No doubt, Omarosa would lose every competitive reality TV program listed in The Ringer’s bracket this week: Survivor, American Idol, The Great British Baking Show, Big Brother, and, of course, The Apprentice, which, in fact, Omarosa lost thrice, the second and third times competing in The Celebrity Apprentice. She lost Celebrity Big Brother, too, but not before disavowing Trump, hyping her “tell-all” memoir, and having an asthma attack—all on camera. A month before her Big Brother exit, Trump’s former chief of staff, John Kelly, evicted Omarosa from the Eisenhower Executive Office Building in Washington, D.C., ending her tenure as Trump’s “political aide,” an appropriately ambiguous title befitting an administration defined in large part by its lack of accountability for anything. Her dismissal came after two years of Trump’s critics, as well as her own colleagues, wondering what, exactly, Omarosa does. I’ll tell you what she does. In New York, Washington, and Los Angeles, Omarosa climbs among the naive civilians and D-list celebrities who, inevitably, wish they’d never met her. (Remember, Trump was a washed-out real estate tycoon before NBC launched The Apprentice in January 2004.) Alongside Trump, Omarosa has embodied every cynical theory about modern celebrity’s stranglehold on the general attention span. “I would have evicted me five evictions ago,” Omarosa told the Big Brother host Julie Chen. “I can’t believe I lasted this long.”

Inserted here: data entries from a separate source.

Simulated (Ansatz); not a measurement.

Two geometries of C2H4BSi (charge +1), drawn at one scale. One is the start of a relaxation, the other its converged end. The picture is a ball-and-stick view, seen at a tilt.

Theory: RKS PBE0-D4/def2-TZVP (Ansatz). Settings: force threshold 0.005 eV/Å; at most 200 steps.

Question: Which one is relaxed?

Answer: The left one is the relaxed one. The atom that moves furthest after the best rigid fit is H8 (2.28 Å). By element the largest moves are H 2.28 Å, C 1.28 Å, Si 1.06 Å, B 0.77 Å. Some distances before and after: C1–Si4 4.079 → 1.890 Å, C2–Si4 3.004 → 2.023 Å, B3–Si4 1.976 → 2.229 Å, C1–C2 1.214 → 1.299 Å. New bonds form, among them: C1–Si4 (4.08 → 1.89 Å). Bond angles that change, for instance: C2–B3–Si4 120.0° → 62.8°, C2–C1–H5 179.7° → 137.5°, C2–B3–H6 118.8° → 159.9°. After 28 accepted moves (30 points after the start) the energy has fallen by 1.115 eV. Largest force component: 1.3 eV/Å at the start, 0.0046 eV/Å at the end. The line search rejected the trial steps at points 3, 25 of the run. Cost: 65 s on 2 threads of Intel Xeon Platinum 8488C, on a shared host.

The more conventional role models for reality TV stardom churn out seasons while expanding the core performance to incorporate costars, spinoffs, and household products; bonus points for bonus intrigue, such as Kim Kardashian nursing her husband Kanye West’s feud with Taylor Swift. Meanwhile, Omarosa doesn’t anchor her own TV series, and I can’t imagine she ever could: She thrives on her knack for materializing, with the determination of an ancient curse, just to wreck other people’s shit. Man plans, and Omarosa laughs. She haunts unsuspecting viewers who thought they were tuning into the evening news only to realize they were watching The Apprentice for several new seasons past its cancellation. Since leaving the White House, Omarosa haunts Trump, who has most recently described Omarosa as “disgusting and foul-mouthed,” and he’s currently suing her for violating her nondisclosure agreements in her political memoir, Unhinged: An Insider’s Account of the Trump White House. Who could have foreseen such betrayal from Omarosa Manigault Newman?! “I gave her every break,” Trump tweeted, “despite the fact that she was despised by everyone.” Ah! well a-day! what evil looks / Had I from old and young! / Instead of the cross, the Albatross / About my neck was hung.

In the two years since she exited the Big Brother house in the Hollywood Hills, Omarosa has withdrawn from the Washington political scene, biding her time, reconfiguring her allegiances, filing her knives, and, presumably, preparing to throw her hands around the neck of some new, unfortunate partner on Dancing With the Stars.